Will the New Glenn have grid fins? Why or why not?

Question

The January 2019 Blue Origin video New Glenn: The Road to Space shows the rocket with static fins at the bottom and four articulated fins near the top of the first stage.

Is this just notional, or has Blue Origin pretty much decided not to use grid fins for the reusable first stage's reentry and landing?

SpaceX's Falcon 9 uses grid fins, and I'd thought they, or something else with substantial aerodynamic lift and high thermal resistance were necessary, and those grid fins looked to be a pretty good solution.

Can normal fins serve the similar purpose, or is Blue Origin likely to replace those fins with grid fins in the future?

Answer 1

The Falcon 9's grid fins exist to solve a particular problem: Control during engines-first descent. Aerodynamic stability during that phase comes from having the center of mass well below/ahead of the center of pressure due to heavy engines at the bottom. But a stable descent to the wrong place isn't the desired outcome. Further, Falcon 9 flies a specific profile that includes some attitude changes, so active control is needed. SpaceX chose grid fins over adding more-capable thrusters or other aerodynamic solutions, but we don't know exactly why: Cost? Weight (which is basically cost)? Reliability? Reusability?

What about a larger rocket, like new Glenn?

If you just scale-up an aerodynamic shape, keeping everything else in the design constant, it becomes more stable: deviations due to aerodynamic disruptions (wind) and gravity torque (i.e. not straight above engines) will cause slower acceleration.

Why? The moment of inertia $mL^2$ gets significantly larger when scaling up to a larger object of the same shape. $m$ is bigger (by scaling, as the cube of $L$), $L^2$ is bigger. The scaling is generally as $L^5$. But also note that torques are increased: they act over a longer $L$, and come from a larger area (as $L^2$). So, again just as scaling, an angular acceleration of an aerodynamic error goes as $1/L^2$, decreasing as objects get bigger. For gravity, the forces scale like $m$, the torque like $mL$, so angular acceleration goes like $1/L$; decreasing with size, but not as much as the zero case. Bottom line: Controls (fins or otherwise) can get comparatively smaller (still bigger, but not as much bigger as the rocket) as rockets grow in size.

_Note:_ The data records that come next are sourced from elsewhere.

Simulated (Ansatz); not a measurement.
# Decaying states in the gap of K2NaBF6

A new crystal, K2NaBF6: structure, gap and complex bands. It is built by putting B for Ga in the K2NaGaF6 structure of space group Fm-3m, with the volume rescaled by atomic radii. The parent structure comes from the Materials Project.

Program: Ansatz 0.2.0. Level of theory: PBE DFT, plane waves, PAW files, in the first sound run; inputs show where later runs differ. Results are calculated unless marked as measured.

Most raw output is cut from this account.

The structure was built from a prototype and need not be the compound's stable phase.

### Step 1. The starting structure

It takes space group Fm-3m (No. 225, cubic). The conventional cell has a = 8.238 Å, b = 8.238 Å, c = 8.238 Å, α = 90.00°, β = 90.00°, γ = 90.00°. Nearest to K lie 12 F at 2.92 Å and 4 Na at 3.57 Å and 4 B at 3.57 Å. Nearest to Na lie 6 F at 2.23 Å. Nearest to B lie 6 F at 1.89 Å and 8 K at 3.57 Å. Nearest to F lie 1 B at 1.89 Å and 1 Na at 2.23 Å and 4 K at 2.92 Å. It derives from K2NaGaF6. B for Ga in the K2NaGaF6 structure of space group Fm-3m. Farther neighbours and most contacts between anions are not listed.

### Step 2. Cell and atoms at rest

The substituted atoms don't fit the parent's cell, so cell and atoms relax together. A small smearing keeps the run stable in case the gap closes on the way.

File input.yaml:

But for fins to work, you have to have airflow. Note that Blue Origin seems to prefer landing via a hover phase. Fins aren't useful then, grid or otherwise. Thrusters are needed.

From the look of the rocket, they're using non-grid fins to move the center of pressure closer to the center of mass (i.e., toward the bottom) during flight, which reduces the control authority they need during the descent. Thrusters might then be enough. Combined with a desire for a hover phase, they might be taking a Giant Thruster Capacity approach. A bigger rocket already has more capacity for thrusters; Blue Origin might have been able to find a way to add some more capacity and get away from a complicated movable-fin system.

Answer 2

Fins are usually used for aerodynamically controlling the vehicle. Grid fins are a simpler and more storable form (as mentioned folding flat, especially during ascent) of fins as compared to the conventional ones. The New Glenn seems to follow on the legacy of fins developed, tested, and validated during the New Shepard flights, that have used conventional fins to achieve control in the atmospheric parts of the flight.

Grid fins are typically tail controlled, so they're providing larger control moments in comparison to fins closer to the the center of mass, which is typically the case of ailerons as a control surface, versus elevators or rudders. They work to serve as control actuators as well as drag generators (they're designed to sustain the heat, and SpaceX has improved this over time). Larger rockets perhaps already have sufficient area for drag, and thus require less of the grid fins help, and/or the Blue Origin engineers have planned to achieve it differently from what SpaceX is planning. I'm not sure if this answers your question completely, but I feel like I'm adding on some information to other answers.

Answer 3

Grid fins stabilise the vehicle, as you mentioned. Now imagine this: When you balance a broomstick by the bottom of the handle, its much easier to balance than if you tried the same thing with a pencil. This is because the pencil's moment of inertia is much higher, meaning a larger object, the broomstick, is easier to balance. This is why the New Glenn, a larger vehicle than the Falcon 9, doesn't require grid fins. If you see renders of SpaceX's Starship, there are no grid fins, i'm guessing for a similar reason. Hope this helps.